Sunday Song: Timshel

I’m adding a couple of fun things onto the blog that have been percolating.

The first is a Goodreads sidebar, inspired by Clix. As you all know, the key to robust independent reading for kids is an equally robust classroom/school library; so I’ve been looking for ways to consistently review and archive my YA reading for myself and other readers without taking up post space.  Turned out nicely, don’t you think?

Second is the Sunday Song, a blogging segment I am ripping off  my colleague Joe Henderson, with thanks.

Somewhere in late 2009 or early 2010, NPR profiled the band Mumford and Sons, and I fell hard. They were recommended again recently in my Facebook circle, which prompted me to burn their album to CD and listen to it incessantly all week.

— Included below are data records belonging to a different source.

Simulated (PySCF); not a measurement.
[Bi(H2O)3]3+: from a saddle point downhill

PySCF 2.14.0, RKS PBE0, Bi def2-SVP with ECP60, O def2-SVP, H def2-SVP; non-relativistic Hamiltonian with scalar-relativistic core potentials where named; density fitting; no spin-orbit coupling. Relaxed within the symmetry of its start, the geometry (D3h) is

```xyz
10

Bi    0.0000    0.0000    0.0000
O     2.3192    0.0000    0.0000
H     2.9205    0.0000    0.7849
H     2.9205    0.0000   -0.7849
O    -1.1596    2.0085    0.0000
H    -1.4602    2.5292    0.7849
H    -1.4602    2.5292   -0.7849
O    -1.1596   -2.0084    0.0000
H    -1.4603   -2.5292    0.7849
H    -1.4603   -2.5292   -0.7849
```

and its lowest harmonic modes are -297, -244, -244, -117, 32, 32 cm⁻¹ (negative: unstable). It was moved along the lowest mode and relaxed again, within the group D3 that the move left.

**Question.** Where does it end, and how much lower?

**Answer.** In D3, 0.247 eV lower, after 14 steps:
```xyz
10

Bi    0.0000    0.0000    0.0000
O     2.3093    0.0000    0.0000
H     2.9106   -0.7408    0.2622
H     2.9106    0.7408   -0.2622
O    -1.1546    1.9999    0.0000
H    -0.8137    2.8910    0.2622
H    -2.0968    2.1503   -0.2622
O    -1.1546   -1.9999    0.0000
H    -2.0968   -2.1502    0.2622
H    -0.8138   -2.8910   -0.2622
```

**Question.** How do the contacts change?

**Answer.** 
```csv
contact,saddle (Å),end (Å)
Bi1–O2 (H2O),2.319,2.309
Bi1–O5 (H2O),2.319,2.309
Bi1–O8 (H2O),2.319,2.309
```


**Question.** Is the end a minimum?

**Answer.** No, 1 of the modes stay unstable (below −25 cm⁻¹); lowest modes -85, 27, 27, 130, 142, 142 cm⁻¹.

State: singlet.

They have an old-time, folk-roots feel which I love, as well as always looking endearingly like they’ve all been up all night. Marcus Mumford’s  I-work-in-a-salt-mine-for-my-day-job vocals also lend the ring of truth to raw lyrics that might otherwise get dismissed as maudlin– speaking  of truth, passion, love, calling, and freedom. Call it the Braveheart effect.

But mainly, English language lovers, this is your band. As Marcus, the front man, admits here, half the songs on their first and only album are literature-based. The title song and lyrics are drawn from Shakespeare’s _Much Ado About Nothing_; other songs reference _Macbeth_ and long-loved Protestant hymns;  and two are inspired directly by the work of John Steinbeck.

“Timshel” is from this passage in Steinbeck’s _East of Eden_, a book which lives with about four others in the center of my heart.

Books and music make me happy. They’re part of the reason I teach– to share good brain food with young people. Getting them represented fully on the blog, and hearing reader response to them, makes me happy too.

5 thoughts on “Sunday Song: Timshel

  1. Dina,
    Thanks for sharing Mumford and Sons – I will have to check them out.
    I don’t see the Goodreads sidebar, not sure if it is on my end?
    Have a great week.

  2. Troth: I didn’t see the Goodreads sidebar when I clicked over from GReader. Then I checked out the front page and found it. Decided it lives there and not on the post pages.

    Dina: I haven’t fallen for Mumford and Sons as much as I expected when I first heard them. (The Cave came on the radio and I was in love. Went to the website and it didn’t pan out.) But you’re the second friend in the past month to recommend them. I’ve got a few of their concerts cued up on NPR and MPR.

  3. Welcome, Troth! I’m always like a little kid when I see comments from new people. Check back with your impressions when you’ve had a listen.

    Sarah: I recommend full immersion: get the album and play it at all times in the car. Worked for me.

    Sidebar does indeed live on the front page– all that means is that instead of going directly to the entry from GReader by clicking on the post title, you click on the “The Line” main feed instead.

  4. Kelly: I KNOW. It’s been a long time since I felt like I would walk ten thousand miles to see a band, and, if I let myself go, actually write a sappy fan letter. It’s embarrassing.